Surrey (BC), Heritage House, c1968, 1982.
Distributed by Frontier Books, Box 1228, Station A, Surrey, BC, V3C2B3.
62pp, paper, $3.95.
ISBN 0-919214-18-5.


Grades 10 and up.
Reviewed by Sister Mechtilde Byblow.

Volume 11 Number 3.
1983 May.


This is a fascinating adventure story of the man who staged Canada's first train holdup. The inscription on a point-of-interest plaque (1966) on the Trans-Canada Highway near Monte Creek east of Kamloops reads as follows: "Bill Miner, notorious American stagecoach and train robber, stole $7,000 in British Columbia's first train holdup, near Mission in 1904. For two years, unsuspected, he lived quietly near Princeton, well-liked by all. In 1906 he stopped the wrong C.P.R. train here and found only $15! After a 50-mile horse chase he was caught and sent to the BC Penitentiary for life, but escaped to the U.S. in 1907."

The head of the famous Pinkerton Detective Agency called Bill Miner "...the master criminal of the American West." Prime Minister Sir Wilfrid Laurier stated in the House of Commons: "No more dangerous criminal, I think, was ever in the clutches of Canadian Justice. It was a shock when we heard... that he was allowed to escape from the penitentiary."

The agency listed Miner as Canadian. Canadian police claimed he was American. Both countries, it seems, were anxious to disown him. Most accounts agree that he was born in Kentucky, between 1842 and 1847, the year depending on the source of information. One of Miner's several sisters lived in British Columbia after her marriage. It was discovered, after his death, that Miner also had a brother in British Columbia, who lived under an assumed name near Princeton.

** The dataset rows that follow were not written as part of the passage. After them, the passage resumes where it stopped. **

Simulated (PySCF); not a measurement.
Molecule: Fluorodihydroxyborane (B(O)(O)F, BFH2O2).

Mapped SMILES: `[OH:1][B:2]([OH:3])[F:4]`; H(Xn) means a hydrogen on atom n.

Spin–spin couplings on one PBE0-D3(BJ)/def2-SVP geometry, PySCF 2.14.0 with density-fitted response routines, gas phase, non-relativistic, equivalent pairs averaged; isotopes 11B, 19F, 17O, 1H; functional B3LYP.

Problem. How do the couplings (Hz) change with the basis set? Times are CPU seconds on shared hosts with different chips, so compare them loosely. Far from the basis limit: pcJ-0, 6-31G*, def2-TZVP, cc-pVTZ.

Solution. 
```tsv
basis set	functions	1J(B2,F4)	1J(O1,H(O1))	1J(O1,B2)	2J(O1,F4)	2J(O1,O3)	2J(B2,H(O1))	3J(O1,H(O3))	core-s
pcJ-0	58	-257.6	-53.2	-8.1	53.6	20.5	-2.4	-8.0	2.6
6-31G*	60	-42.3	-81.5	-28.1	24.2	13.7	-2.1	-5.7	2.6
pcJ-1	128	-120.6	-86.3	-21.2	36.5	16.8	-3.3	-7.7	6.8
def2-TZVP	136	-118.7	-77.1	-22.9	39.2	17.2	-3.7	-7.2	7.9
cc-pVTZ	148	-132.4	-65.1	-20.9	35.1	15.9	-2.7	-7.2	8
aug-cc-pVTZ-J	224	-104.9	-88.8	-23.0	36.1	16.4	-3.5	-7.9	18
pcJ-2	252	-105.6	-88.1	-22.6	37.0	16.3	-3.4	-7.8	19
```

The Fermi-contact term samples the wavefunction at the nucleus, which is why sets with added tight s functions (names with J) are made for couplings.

The author relates in vivid detail the numerous successes, the few fiascos and disasters, and the several clever escapes of this "mild-mannered, soft-spoken" gentleman-robber. After decades of crime, during which he stole some $250,000, Bill Miner died penniless in Milledgeville (Georgia) State Prison on September 2, 1914. Legend credits him with being the first bandit to use the phrase "Hands up!" Although the quality of writing is somewhat uneven, both the text and the photographs will hold a fascination for many students in senior high school who read crime literature. The Royal North West Mounted Police report on the capture of Miner and his two accomplices in 1906 after they had been found by a provincial constable and that of Constable Fernie himself are testimonies to the law at work in tracking down the notorious gang.

At this time the book will undoubtedly be of much interest in British Columbia and elsewhere with the release in the near future of The Grey Fox, a Canadian movie about Bill Miner. The movie has topped the list of nominees for the fourth annual Academy of Canadian Cinema's Genie Awards.


Sister Mechtilde Byblow, Sacred Heart HS, Yorkton, SK.